She came to Washington shortly after Biden became president, serving as deputy labor secretary. For about the past year, Su has been acting secretary.

Her confirmation faced trouble as Republicans and some Democrats questioned her work in California and her support for a controversial state law that allows independent contractors to have certain worker rights, such as a minimum wage.

On his blog, Kiley Tuesday cited a San Francisco Chronicle article that he said “focused on our success stopping Julie Su’s confirmation as Labor Secretary. After exposing her role in Newsom’s disastrous governorship, we flipped votes and defeated the nomination.”

“Su’s unbelievable responses to my questioning last year sealed her fate,” he wrote.

In June, Su appeared before the House workforce committee and was grilled hard by Republicans, including Kiley. He pressed her on whether she supported Assembly Bill 5 but found her hard to pin down.

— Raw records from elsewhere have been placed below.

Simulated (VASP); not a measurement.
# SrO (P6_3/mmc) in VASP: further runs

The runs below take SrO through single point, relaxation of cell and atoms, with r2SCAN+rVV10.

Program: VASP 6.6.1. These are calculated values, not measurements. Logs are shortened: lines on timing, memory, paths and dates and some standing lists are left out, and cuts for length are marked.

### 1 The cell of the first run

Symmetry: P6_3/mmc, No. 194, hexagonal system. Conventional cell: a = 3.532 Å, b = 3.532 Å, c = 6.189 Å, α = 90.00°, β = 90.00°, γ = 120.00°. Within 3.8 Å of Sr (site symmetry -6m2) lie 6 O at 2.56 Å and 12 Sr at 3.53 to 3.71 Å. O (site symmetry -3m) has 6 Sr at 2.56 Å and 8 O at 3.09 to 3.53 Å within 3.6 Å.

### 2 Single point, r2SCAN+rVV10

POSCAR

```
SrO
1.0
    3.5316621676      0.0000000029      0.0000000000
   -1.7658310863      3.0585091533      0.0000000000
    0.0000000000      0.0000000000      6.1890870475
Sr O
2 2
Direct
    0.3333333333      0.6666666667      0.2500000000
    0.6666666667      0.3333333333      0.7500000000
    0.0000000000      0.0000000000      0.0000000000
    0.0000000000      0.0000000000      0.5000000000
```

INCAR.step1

Kiley’s chief complaint involving Su is that she was an enthusiastic supporter of California’s AB5, the four-year-old law that generally allows independent contractors certain worker rights, such as minimum wages.

After the hearing with Su, Kiley called her “the most evasive witness I’ve ever seen.”

Whether his forum — and his questioning of Su — led to Senate doubts about her ability to serve is impossible to measure.

”Today Bernie Sanders held a secret confirmation hearing with no questions.”

Kiley told the Bee “It was a closed-door session, in contrast to the first hearing.”

Such meetings, to reconsider nominations that did not succeed in a previous year, are not uncommon. There is often no new testimony, since a confirmation had already been held. And this meeting was advertised well in advance.

Sen. Bill Cassidy, R-La., the committee’s top Republican, was not pleased. He wanted to speak, and said at the start of the session that it was a “mockery” because there would be no new hearing.

“Of course it was not a secret meeting. You have to legally publicize it,” Bernie Sanders later told The Bee.

The Congressional Record, the log of everything that goes in the House and Senate chambers and provides schedules, listed the meeting date, time and subject on Monday. It was on the weekly schedule of Congress.gov in advance, and the media got an advisory Monday afternoon about the meeting.

The same day, Cassidy said in a Senate speech “This week, the HELP Committee—the Health, Education, Labor, and Pensions Committee—will be holding a vote on the renomination of Julie Su for Secretary of Labor.”

Kiley told The Bee “I agree it wasn’t a hearing . That’s why I put it in quote marks.”

”After exposing her role in Newsom’s disastrous governorship, we flipped votes and defeated the nomination.”

The Senate has not voted on her nomination. All 49 Republicans were expected to oppose her. Manchin is also a no.

“I don’t think she ever had the votes,” Sanders said of the 2023 decision not to call for a vote.

As a result, Su has been acting secretary since mid-March, when previous Labor Secretary Marty Walsh left the job. She’s allowed to stay indefinitely because of a series of laws that permit her to do so.

Kiley pointed to the 2021 Senate vote to confirm Su as deputy secretary. There was one less Democrat in the Senate then, and she was confirmed, 50 to 47.

Manchin did vote to confirm her in 2021. So did the other 49 senators in the Democratic caucus. Forty-seven Republicans voted no, and three did not vote. When Manchin issued a statement opposing Su last year, he did not mention that anyone helped him decide his vote.

“Flipped votes? I have no idea,” Sanders said.

“My position has never changed. I thought she was doing a great job in what she was doing (as deputy),” Manchin At the time, he said, said, but added he is sticking to his 2023 position.

He said then “ While her credentials and qualifications are impressive, I have genuine concerns that Julie Su’s more progressive background prevents her from doing this and for that reason I cannot support her nomination to serve as Secretary of Labor.”